Pokemon’s ‘Sun’ gives the franchise a new look

Connor Deblieck

Celebrating their 20th anniversary this year, Pokemon franchise developers GAME FREAK and Nintendo have been hard at work bringing forth the seventh generation of Pokemon called “Sun.”

Pokemon games, while wildly enjoyable, challenging and packed with countless hours of fun, have become rather stale and dull over the span of 20 years. The games have a redundant story that has continued for six generations, but the franchise’s repetitive nature came to a halt on Nov. 18 with the released “Sun.”


In Battle
Battle image captured on the Nintendo 3DS. Photo credit: Connor Deblieck

The game takes place on new region called Alola, which is meant to be a representation of Hawaii. The Alola region is made up of four islands with a fifth man-made island created by the Aether Foundation, a organization of scientists who sought to protect Pokemon from Team Skull’s destructive plans.

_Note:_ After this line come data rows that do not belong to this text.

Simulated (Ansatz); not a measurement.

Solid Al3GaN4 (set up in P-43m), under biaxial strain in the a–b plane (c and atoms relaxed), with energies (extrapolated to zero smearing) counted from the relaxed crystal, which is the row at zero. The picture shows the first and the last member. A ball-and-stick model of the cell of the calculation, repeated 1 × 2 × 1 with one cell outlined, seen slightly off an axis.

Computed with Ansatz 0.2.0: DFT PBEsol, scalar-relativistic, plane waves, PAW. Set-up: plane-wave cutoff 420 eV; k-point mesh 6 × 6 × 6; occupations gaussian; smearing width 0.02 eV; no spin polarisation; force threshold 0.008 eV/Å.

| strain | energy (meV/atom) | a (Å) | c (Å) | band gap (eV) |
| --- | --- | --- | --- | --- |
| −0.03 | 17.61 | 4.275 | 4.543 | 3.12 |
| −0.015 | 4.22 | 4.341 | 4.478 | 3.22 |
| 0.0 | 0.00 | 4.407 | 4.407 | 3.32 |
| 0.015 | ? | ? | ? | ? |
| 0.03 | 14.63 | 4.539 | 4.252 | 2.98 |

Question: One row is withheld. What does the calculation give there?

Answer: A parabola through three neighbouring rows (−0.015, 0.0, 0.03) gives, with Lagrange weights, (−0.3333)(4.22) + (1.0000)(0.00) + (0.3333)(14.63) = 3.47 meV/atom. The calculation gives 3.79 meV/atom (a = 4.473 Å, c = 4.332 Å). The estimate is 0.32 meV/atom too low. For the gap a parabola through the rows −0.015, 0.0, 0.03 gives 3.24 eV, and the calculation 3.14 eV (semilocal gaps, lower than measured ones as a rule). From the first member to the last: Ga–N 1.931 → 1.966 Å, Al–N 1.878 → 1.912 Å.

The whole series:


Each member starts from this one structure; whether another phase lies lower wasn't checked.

“Sun” completely re-imagines the world of Pokemon, which alters the stale and constant premise, bringing forth a breath of fresh air to the franchise.

Gyms and Gym Leaders have been replaced with Island and Grand Trials; the evil organization known as Team Skull still exists but it has an intriguing twist; and, the portrayal of Pokemon in the series has shifted from being an advisory for battle to a friend and companion in the same way we view pets that also help us with our daily tasks.

There are seven Island Trial, and each has a Trial Captain that instructs the player. Upon completing the Island Trials on each island, the player begins the island’s Grand Trial. The game consisted of four Grand Trials where the player battles the island champion Kahuna to continue on the next island.

What became very apparent upon progressing through the game was that while the other Pokemon games consisted of a story, they were severely lacking in a thoroughly engaging and emotional story. Pokemon “Sun” offers that thrilling rollercoaster storyline that is filled with its fair share of shocking plot twist and character development. For the most part, this made the game feel completely unlike Pokemon for all the right reasons.

Without revealing the entire plot, “Sun” did a fantastic job of making the story and the world of Pokemon seem more real than ever before. To showcase that the Island Trials were not something every trainer could accomplish brought forth a sense of reality in the franchise that every Pokemon trainer is not the same.

The big bad villain at the end also offered a twist. It was not the leader of Team Skull but someone entirely different that was blinded by ambition and sought to create her version of the world. Her passion and motivation to exclude all else made her a very relatable villain.

“Sun” also featured roughly 100 new Pokemon that were all well-balanced and over 30 hours of game-play unlike previous titles that capped at around 20 hours.

The other noteworthy thing that the seventh generation features is more adult, dark themes that are intended for the older audience who have been playing Pokemon since they were young.

The best part of the “Sun” is that it not only keeps the action going until the ultimate climax, but it also blends the post-game exploration into the story to make it seem never-ending.


Should you play it?: Yes

“Sun” is the best game in the franchise and creates a realistic and beautiful experience for the player.